SENIOR Huntingdonshire Conservatives are this week celebrating 20 years since Huntingdon’s only post Restoration Prime Minister won a General Election.

Although Sir John Major succeeded Margaret (now Baroness) Thatcher as PM in November 1990, he had been elected only by fellow Tories.

In April 1992, he faced the British electorate for the first time – and was widely predicted to lose. But voters decided Labour's then leader, Neil Kinnock, was too cocky and triumphalist to be given the job, and handed it to Mr Major almost 13 years after he succeeded Sir David (later Lord) Renton as Huntingdon's MP on My 3, 1979.

His political agent for most of that time – from 1985 until he stood down as an MP in 2001 – was Sir Peter Brown, who is now a county councillor and is currently campaigning in the Huntingdonshire District Council polls on May 3 this year.

Only now, Sir Peter told The Hunts Post yesterday (Tuesday) is history beginning to look as favourably on John Major's premiership as his agent believes it should.

“I remember those turbulent years well,” Sir Peter said. “As Sir John's constituency agent, I took a more than passing interest in the progress of his Government, the nation and the Conservative Party.

“As I listen to the pundits now discussing those turbulent years, it is with interest and some comfort that my view of the political proceedings in the 1990s is beginning to prevail.

“Most certainly, if judged by economic success, then Sir John deserves huge credit. He is the only Prime Minister who, in recent years, has left the country's economy in a far better shape than was the case than when his party took office.

“He was the Prime Minister who started the peace process in Northern Ireland. Without detracting from his successors, I wonder whether this would have happened without his input,” Sir Peter added.

“All this happened while at the same time he never forgot his roots as an assiduous Constituency Member of Parliament.

“It is coincidental that the 20th anniversary of Sir John's winning of the 1992 General election also coincides with the Queen's Diamond Jubilee.

“Although I was close to Sir John, the relationship between the Sovereign and Prime Minister was never discussed.

“It is interesting to see that 15 years after leaving office Sir John is a hugely respected figure in both national and international affairs and is listened to far and wide.

“I take great pleasure from this since I have always maintained history would judge Sir John in a far better light.”

Sir Peter said he had always maintained that the former PM, though not faultless, had been a thoroughly decent man without a trace of malice, but that he had been perceived as a weak leader.

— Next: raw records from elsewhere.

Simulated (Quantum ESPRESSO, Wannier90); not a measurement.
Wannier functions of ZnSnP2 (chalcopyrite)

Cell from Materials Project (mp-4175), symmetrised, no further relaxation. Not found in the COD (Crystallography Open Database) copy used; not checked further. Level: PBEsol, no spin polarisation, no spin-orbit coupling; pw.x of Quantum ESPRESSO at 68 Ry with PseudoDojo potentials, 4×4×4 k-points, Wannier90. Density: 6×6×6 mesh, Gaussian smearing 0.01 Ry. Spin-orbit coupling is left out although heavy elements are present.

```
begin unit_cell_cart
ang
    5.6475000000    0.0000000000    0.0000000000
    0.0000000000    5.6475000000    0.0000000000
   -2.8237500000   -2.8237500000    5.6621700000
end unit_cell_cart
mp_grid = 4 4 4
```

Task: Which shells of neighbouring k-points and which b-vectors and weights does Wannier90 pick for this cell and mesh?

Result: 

“I don't think being nice is at all the same as being weak. His relationships with his peers at the time – people such as George W Bush – worked well and, though he never spoke about it, I think he had a very good working relationship with The Queen. She was probably closer to him than to most PMs, and he took the boys under his wing when Diana died,” Sir Peter added.

“But when you look back at the 1997 election [which Sir John lost to Tony Blair's New Labour] we had had a rough time. After four consecutive terms we had genuinely come to the end. That happens in politics.”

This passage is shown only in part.